Yemen is becoming the world’s worst humanitarian crisis, according to the United Nations. The divisive and violent civil war allowed the resurgence of militant jihadist groups such as al-Qaeda in the Arabian Peninsula (AQAP) and the Islamic State, especially since the security and governance vacuum following the Saudi-led coalition’s intervention in 2015.
Over the past year, the United States and the United Arab Emirates have claimed several key counterterrorism victories against the Islamic State and AQAP. But those victories are more ambiguous than they appear at first look. My research illuminates that the specifics of the counterterrorism campaign and the broader impact of the war have empowered AQAP and other militant groups. Southern separatism, the ability of the Saudi-led coalition to control its proxies and power shifts within the internationally recognized government could all influence whether Yemen’s jihad groups continue to splinter or find common cause with disillusioned sectors of the population.
As the coalition campaign began, AQAP increased its numbers and war chest by staging a massive jailbreak, seizing military hardware and robbing the central bank. By April 2015, it had established a de facto state, which it ran out of Eastern Yemen. This continued for an entire year until UAE forces, with help from the United States, forced it to withdraw in April 2016.
Populations in Yemen’s east are well armed and difficult to terrorize into submission. The key to AQAP’s success was not direct recruitment. Even at its peak, its core fighters numbered no more than 4,000. Rather, AQAP worked to secure buy-in from key city and tribal leaders and to win passive toleration from local populations. As coalition bombs rained down in Yemen’s west, crippled by the Saudi naval blockade, AQAP’s territory looked like a haven of stability.

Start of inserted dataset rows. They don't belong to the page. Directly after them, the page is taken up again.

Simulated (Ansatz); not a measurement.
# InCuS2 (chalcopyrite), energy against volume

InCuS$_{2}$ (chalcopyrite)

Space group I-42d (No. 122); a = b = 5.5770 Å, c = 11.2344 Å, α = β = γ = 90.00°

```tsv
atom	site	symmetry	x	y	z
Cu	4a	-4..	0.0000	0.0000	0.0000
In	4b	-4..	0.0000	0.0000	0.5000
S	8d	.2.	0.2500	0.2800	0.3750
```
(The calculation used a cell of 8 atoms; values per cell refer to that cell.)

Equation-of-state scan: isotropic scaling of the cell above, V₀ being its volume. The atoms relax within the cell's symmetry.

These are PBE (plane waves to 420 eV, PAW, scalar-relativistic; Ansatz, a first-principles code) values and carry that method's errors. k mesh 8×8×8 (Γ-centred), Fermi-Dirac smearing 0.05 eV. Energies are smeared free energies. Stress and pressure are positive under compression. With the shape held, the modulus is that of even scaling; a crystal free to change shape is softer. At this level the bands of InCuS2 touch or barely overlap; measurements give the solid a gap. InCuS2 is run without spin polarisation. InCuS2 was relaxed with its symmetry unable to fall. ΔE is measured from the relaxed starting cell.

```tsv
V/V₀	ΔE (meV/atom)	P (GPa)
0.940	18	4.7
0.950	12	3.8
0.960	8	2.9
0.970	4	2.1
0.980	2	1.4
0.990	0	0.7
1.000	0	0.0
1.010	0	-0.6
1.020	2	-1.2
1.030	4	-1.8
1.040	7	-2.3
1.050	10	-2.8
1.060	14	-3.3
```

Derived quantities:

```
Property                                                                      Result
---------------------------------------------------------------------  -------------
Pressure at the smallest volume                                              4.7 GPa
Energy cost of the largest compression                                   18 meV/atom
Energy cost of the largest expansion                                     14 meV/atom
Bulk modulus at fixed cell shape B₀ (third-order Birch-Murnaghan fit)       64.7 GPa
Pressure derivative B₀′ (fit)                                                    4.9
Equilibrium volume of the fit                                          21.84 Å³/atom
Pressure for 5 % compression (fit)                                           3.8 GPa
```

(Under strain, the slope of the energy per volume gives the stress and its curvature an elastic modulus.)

Unlike the Islamic State, AQAP decided on a gradualist approach to governance and struck a local power-sharing deal. AQAP rebranded itself with a local name “The Sons of Hadramawt,” organizing a notable program of community projects. Most of AQAP’s governance Twitter feed during 2016 was about hands-on development activities (like providing access to water and electricity), while only 3 percent was about implementation of Islamic law punishments.
AQAP financed its activities through oil imports and smuggling operations along Yemen’s porous eastern coastline. Ironically, AQAP benefited from the Saudi naval blockade, since this gave it a virtual monopoly over imports and generated an estimated $2 million a day. AQAP also taxed local companies with the stated aim of improving community services.
AQAP has been careful not to alienate local populations. When innocent tribesmen were accidentally killed in operations designed to target the Yemeni military, AQAP published apologies and negotiated to pay blood money. The eruption of war in 2015 gave AQAP the opportunity to align itself against the Houthis, whom it had long deemed infidel allies of Iran. AQAP recast southerners’ historical fears of a takeover by northerners as a sectarian battle of Sunnis vs. Shiites. Political disputes were reframed as religious, within a narrative of apocalyptic jihad.
The high civilian death toll inflicted by the Saudi-led coalition allowed AQAP to pose as the good guy. Shortly after the United Nations temporarily blacklisted Saudi Arabia in 2016, AQAP promised not to target women or children. It has likewise exploited U.S. strikes and raids through youth outreach, including a competition in March 2016 for schoolboys to design anti-U.S., anti-drone posters.
The Islamic State, which announced its expansion into Yemen in November 2014, has proven far less successful. Despite some early defections from AQAP, the self-proclamation of various Islamic State provinces around Yemen and headline-grabbing attacks in 2015 and 2016, the Islamic State could not compete with AQAP.
On the contrary, the arrival of the Islamic State onto the world stage actually worked to AQAP’s advantage. First, it redirected international attention away from al-Qaeda and Yemen to Iraq and Syria. Second, the brutality of the Islamic State made AQAP look reasonable. AQAP criticized the Islamic State’s indiscriminate attacks in Yemen — such as the 2015 double bombing of Friday prayers in Sanaa in which nearly 500 people were killed or wounded — and pledged not to target “mosques, markets and crowded places.”
Why did the Islamic State fail to gain traction in Yemen? Unlike AQAP, the Islamic State produced little culturally specific narrative and did not engage in community development projects. Islamic State fighters who have defected back to AQAP have lambasted the former’s bulldozer tactics.
Not everything is going well for militant movements in southern Yemen. The UAE and U.S. counterterrorism campaign has depleted both AQAP and Islamic State fighters in Yemen through death and desertion. Some of the jihadists’ former tribal collaborators now prefer to fight with the UAE-supported militias in exchange for a salary. AQAP statements and sermons warning local tribesmen that they will be targeted if they enlist with the new militias reflect this pressure. AQAP has also refocused its targets from the Houthis to the UAE-supported forces.
Cracks have started to appear in AQAP, with disagreements around corruption and leadership style. According to interviews conducted by this author on the ground during 2017, both AQAP and regional government officials are inextricably entwined with organized crime networks in Yemen’s east, profiting from the smuggling trade fueled by the booming war economy.